Consider a cylindrical capacitor (see figure 1) of length L and composed of two concentric cylinders: a solid inner conducing wire of radius r1, and an outer conducting shell with inner radius r2.
The capacitance for this arrangement (you may consider the inner conductor to have a charge per unit length of +λ and the outer conductor to have a charge per unit length -λ) is derived in the text and is equal to
C = 2Πε0L/ln( r2/ r1), (1)
where ε0 is the permittivity of free space, and L is the length of the capacitor.
Now consider the following question, which are variations of this original situation.
1. Single dielectric with constant k
Now we imagine taking the previous capacitor and completely filling the space with a dielectric as shown in Figure 2.
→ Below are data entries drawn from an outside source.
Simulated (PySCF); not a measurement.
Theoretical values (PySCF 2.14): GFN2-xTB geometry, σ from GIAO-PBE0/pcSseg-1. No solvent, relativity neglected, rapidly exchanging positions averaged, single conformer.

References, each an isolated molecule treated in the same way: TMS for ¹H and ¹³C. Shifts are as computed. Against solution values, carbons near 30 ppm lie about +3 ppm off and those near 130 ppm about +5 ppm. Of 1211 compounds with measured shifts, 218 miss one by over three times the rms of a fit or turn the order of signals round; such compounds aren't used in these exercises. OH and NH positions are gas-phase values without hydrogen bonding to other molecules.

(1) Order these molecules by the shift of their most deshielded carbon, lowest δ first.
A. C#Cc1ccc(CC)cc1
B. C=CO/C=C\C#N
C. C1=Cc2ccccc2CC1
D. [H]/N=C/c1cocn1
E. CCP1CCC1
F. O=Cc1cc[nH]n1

(a) The applied electric field from the existing positively charged inner conductor polarizes the dielectric and induces surface charge densities on the inner and outer surfaces of the dielectric. Assuming that we have a linear dielectric so that
E(r) = E0(r) - Einduced(r) = E0(r)/k,
where Einduced is the electric field from the induced surface charge, derive an expression for the magnitude of the potential difference (ΔV) between the inner conductor and the outer shell.
b) Using the fact that C = Q/ΔV , write down an expression for the capacitance, C' .